It is important to note that in the two cases (#3 and #4) where P is false, the implication of P->Q is still true. For example, "if you meet me by 10AM, I'll buy you lunch" is still true even if you meet me later, say 11AM, and I decide to buy you lunch anyway. The statement does not preclude the possibility of your being late and my buying you lunch regardless. In the same vein, if you're late and I don't buy you lunch, my statement would still be true, because I would have bought you lunch if you had been on time. Either way, the implication as a whole is still true.

So let's get back to the treasure.

If the speaker were a swindlecant, P->Q must be false (a lie) and Q must be false, because the speaker is not an honest man. The only case where P->Q is false is if P is true and Q is false. Therefore, there is treasure on the island and the speaker is not an honest man.

If the speaker were an honestant, P->Q must be true and Q must be true. Looking back at the truth table, we can see that there are two cases. In case #1, P->Q is true, Q is true and P is also true. In case #3, P->Q is true, Q is true but P is false. Both of these cases are possible if the speaker were an honestant. One shows that there is treasure and one shows that there is no treasure. We can't be sure.

So if the speaker were a swindlecant, there is treasure. If the speaker were an honestant, there may be treasure, but we're not sure. So all in all, we can't be sure of the existence of the treasure with the information we're given.

On a side note: first post, yay!

[Jules McWyrm]

Most people made the mistakes of either interpreting "only if" as "if and only if" or as just "if". Now if we take P to be "there is treasure on this island" and Q to be "I am an honest man", we can use a simple truth table for P->Q to solve this.

Huh - you're right. What a horribly obnoxious contruction.

[gandi]

Honestants and Swindlecants VII. - Back to the Logic Problems
Going out of the pub, the gringo heard about a fantastic buried treasure. He wanted to be sure so he asked another man who replied:
"On this island is a treasure, only if I am an honest man."
So shall he go and find the treasure?

Spoiler for Solution

Honestants and Swindlecants VII. - solution
It is important to explore the statement as a whole. Truth table of any logical equivalence is as follows:

P		Q		P<=>Q
truth	truth	truth
truth	lie	  lie
lie	  truth	lie
lie	  lie	  truth

If the man is an Honestant, then the whole statement must be true. One part of it, where he said that he is an honest man is true then and so the other part (about the treasure) must be true, too. However, if he is a Swindlecant, the whole statement is a lie. The part mentioning that he is an honest man is in that case of course a lie. Thus the other part must be truth. So there must be a treasure on the island, no matter what kind of man said the sentence.
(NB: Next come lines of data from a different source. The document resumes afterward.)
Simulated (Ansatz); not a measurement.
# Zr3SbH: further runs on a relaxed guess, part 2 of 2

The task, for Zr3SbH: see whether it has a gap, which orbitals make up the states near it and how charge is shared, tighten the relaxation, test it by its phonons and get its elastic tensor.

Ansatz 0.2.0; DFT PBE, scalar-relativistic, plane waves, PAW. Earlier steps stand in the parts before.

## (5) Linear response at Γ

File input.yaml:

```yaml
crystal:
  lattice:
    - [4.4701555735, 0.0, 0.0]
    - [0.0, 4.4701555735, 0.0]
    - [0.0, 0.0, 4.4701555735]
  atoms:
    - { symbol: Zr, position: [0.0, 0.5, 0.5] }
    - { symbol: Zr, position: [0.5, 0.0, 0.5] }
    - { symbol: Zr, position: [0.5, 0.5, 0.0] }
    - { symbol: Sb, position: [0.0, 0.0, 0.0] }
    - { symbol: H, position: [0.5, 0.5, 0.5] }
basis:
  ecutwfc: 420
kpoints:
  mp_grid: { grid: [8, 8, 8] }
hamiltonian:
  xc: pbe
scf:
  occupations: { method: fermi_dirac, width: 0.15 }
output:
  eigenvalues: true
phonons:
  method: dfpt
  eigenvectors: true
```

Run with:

Swindlecant's can only tell the false, the extent of their lies however is not defined. lying about a lie is still infact, a lie, regardless of the outcome. my lie on lie may be the truth or be a lie, BUT it STILL is a lie regardless. because Lying is the act of misleading, misleading the misled is the best situation a liar would want anyone to be in. because they do not know if the liar has led them to the truth or to a deadend lie. therefore the Swindlecant can say there is a treasure ONLY if he was an honestant, because he has to lie, lying about a lie is still a lie. It is ILLOGICAL to assume liars are so simple. By classifying them as liars is to classify ALL their information as nulled because u do not know the extent they can lie to.

[Vanity Elric]

What I see here isnt a riddle asking anything about who the islander is or if there really IS treasure, but if the guy should go find the treasure.

OK so its a LOGIC question, so yes he should go search for the treasure regardless of who the person is. Even if there isnt treasure its human nature to explore these kinds of things right? plus then you wouldnt have so much on your mind that if you dont go "Could there really be treasure? What is someone already took it? How much or what kind of treasure?" ect. I mean something like taht can really bug a person.

[MUSICKAL]

I think bonanova was close, but he made one mistake; "A if only B" should be A->B, not B->A. For Example, "the sky is blue, only if 1+1=3" is false.

Therefore, "On this island is a treasure, only if I am an honest man," becomes "If treasure, then I'm honest," becomes "no treasure, or I'm honest."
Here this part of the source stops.